Let me start off by saying I absolutely enjoyed trying Say2Play with the 7-Day Trial. Let me follow that up by saying you will most definitely NOT see me buying this product, for the following two reasons:
- I'm British. Well, actually, I'm Dutch, but I'm a university student of English English, so my pronunciation is comparable to British RP. Opening Bag 4 is a hassle, as I have to pronounce the R at the end of the word in order for the VR software to pick up my command properly. Closing any panel usually only yields the proper result on account of its command being the same as the command for opening that panel, except with "close" in front of it, and both opening and closing a panel requiring the same keyboard input. Apparently, I have severe difficulties pronouncing the particular American vowel unless I really focus on its pronunciation (which does not come natural at all, I might add). Concluding my session with a hideous "largawt" instead of the proper "logout" was nigh blasphemous.
- The elongated glottal stops required between seperate words are very unnatural and require too much thought and focus on the pronunciation. "Close skills" should never have to be uttered with two /s/ sounds seperated by a glottal stop.
Incidentally, I am also a university student of Linguistics, who might just have a solution to aforementioned problems. It's sort of like two birds, one stone and it's -- as far as I'm aware -- a very managable solution. Hear me out, if you will:
As my commands are only recognised when pronounced in American English, there is obviously some underlying form of phoneme recognition present. For that, there also has to be phoneme segmentation, so I'm assuming that's in there as well. If there is phoneme segmentation, there is very likely also a quick analysis of F0, F1, and F2, in order to determine phoneme boundaries. This analysis is then probably compared with a predefined set of possible phonemes, words, or even full phrases, due to the fact that English spelling is by no means a solid indication of its pronunciation yet I
can make new phrases and even words.
With this in mind, it shouldn't be all that hard to adjust the system to an English English phoneme set. But why stop there? At one point, some speaker of Kentish, Manx, Spanish English, Afro-American English, or Texan comes along, and runs into the same problem.
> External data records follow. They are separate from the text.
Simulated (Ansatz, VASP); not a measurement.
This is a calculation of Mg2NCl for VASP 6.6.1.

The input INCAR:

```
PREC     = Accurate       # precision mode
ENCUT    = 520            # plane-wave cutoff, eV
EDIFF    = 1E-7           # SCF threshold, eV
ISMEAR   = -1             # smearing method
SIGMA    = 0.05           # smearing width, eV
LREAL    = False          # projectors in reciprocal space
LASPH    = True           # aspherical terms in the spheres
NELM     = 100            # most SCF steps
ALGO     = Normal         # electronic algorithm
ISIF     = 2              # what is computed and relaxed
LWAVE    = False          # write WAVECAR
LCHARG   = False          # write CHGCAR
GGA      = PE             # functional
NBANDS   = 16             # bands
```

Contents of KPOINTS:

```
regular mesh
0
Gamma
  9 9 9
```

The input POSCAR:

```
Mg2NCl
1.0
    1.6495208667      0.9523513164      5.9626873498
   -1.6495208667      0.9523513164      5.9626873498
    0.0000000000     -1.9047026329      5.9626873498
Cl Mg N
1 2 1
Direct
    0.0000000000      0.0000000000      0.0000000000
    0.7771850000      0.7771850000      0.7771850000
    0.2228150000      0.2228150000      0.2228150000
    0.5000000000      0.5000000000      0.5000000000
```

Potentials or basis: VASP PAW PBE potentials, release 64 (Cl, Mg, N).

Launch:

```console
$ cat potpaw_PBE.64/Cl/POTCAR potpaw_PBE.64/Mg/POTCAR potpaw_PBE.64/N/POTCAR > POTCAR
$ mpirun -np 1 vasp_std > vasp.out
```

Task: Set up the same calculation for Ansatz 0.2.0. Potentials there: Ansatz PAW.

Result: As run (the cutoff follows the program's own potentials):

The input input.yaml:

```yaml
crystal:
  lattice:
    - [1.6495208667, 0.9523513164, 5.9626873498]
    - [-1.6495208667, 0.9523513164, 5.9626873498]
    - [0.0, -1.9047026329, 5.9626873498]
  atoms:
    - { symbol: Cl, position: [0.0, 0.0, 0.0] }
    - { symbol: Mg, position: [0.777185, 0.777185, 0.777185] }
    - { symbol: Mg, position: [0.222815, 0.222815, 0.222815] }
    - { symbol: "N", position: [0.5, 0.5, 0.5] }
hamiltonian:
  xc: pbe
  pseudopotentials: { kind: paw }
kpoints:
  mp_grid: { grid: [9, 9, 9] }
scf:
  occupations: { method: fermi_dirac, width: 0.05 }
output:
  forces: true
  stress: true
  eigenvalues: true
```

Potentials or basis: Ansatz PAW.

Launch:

Solution: Voice recording. Let's say that, whenever a user wants to, he can not only test the list of commands (as is currently possible), but his tests also influence the predefined set of phonemes, words, and phrases. As phoneme recognition, phoneme segmentation, and F0 to F2 analyses are present anyway, why do we not use them to create new templates to describe the user's pronunciation (or perhaps even only where they notably diverge from what's already there) and replace the old templates? This will solve both problems described above, as (1) British or American (or any other dialect) makes no difference to recognition anymore due to the fact that the British can simply save their pronunciation, whereas the Americans can keep theirs, too, and (2) seperate words can simply be saved as phrases. Why, after all, would voice recognition software that does not intend to reproduce spoken words into speech have to be able to seperate spoken words? Treat "Bag 5" as a single word, /bAgfaiv/ instead of /bAg ? faiv/, and there shouldn't be any problems with the command being 'misunderstood' by the software, while preserving a more natural phrase (rather than a combination of seperated words).
I'm a definite buyer, by the way,
provided I'm not forced into American English pronunciation. It's not that I don't like you; it's just that I like John Cleese better.